So, if you upload your 10GB of data to S3 in 10,000 1MB files, store it for a month, and then download each of the files once, you'll be charged:
$0.00 for upload bandwidth (this is free)
$0.10 for the 10,000 PUT requests to upload the files
$0.95 for storing the 10GB for a month
$1.08 for 10GB download bandwidth (the first is free, then $0.12/GB)
$0.01 for the 10,000 GET requests to download the files
That's $2.14. If you uploaded and downloaded once each, but kept the data for a year, only the storage cost would go up to 12 * $0.95, or $11.40. If your files averaged only 100KB, so you had 100,000 of them, you'd pay 10 times as much for the PUT and GET requests, or $1.10 instead of $0.11.
You can only upload and download a single file per operation. If you combined your files into one using Zip, you'd only save by using fewer operations, which, as you can see, are pretty cheap to start with.
There is one quirk here, though. I'm pretty sure you are charged for all bandwidth usage when uploading and downloading, including request headers, not just the bodies containing your data. So if your files were really tiny the request headers might become significant, perhaps as much as the files themselves. In that case your bandwidth costs would double.
Glacier pricing is more complicated, and I've never used it myself. Basically, it reduces storage cost by almost ten-fold, leaving the other costs the same, and adding costs to archive and restore per object. Those costs seem to be significant if you have a lot of small objects, need to get a lot of your files at a time, or get files frequently. Glacier seems to be best when you have a lot of data (terabytes or more, not just gigabytes), but few operations. Given that you only have 10GB of data, S3 is so inexpensive it doesn't seem worth it to consider Glacier.
Finally, AWS has a free usage tier for the first year, which looks like it would cover all your costs except for half the storage charges.
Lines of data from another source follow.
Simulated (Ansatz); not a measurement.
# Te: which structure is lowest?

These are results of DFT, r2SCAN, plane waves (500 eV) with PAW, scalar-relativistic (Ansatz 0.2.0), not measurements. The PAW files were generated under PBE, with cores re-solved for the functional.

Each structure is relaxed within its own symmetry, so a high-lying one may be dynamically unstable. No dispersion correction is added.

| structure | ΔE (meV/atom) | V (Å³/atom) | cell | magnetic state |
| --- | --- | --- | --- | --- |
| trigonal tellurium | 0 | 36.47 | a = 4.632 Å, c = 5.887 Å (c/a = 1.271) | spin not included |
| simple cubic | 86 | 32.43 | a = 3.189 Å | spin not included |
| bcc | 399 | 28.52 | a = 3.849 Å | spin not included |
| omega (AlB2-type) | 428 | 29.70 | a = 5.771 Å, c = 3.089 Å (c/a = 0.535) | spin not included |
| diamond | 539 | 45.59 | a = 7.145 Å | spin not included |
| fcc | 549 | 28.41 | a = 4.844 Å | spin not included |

Better use few larger files than lot of small ones
There are two approaches to putting files into Amazon Glacier. You either interact with vaults directly, or use S3 as frontend.
I am using S3 (and Amazon Management Console) so that I am able to see content of the archive and at the same time have it stored cheaply in Glacier.
This approach has one drawback - as storing any piece of information in Glacier has some data overhead (which you pay for too), then there is logically a break even point. Before 2014-04 price reduction I made a calculation and critical size is about 16 kB, storing smaller files in Glacier (using AWS S3 as frontend) was more expensive than keeping it only on S3. With price reduction for S3 storage (Glacier did not change) the break even point went even higher.
I guess, that even without S3 as frontend, the situation will be similar, even though a bit more friendly to smaller files.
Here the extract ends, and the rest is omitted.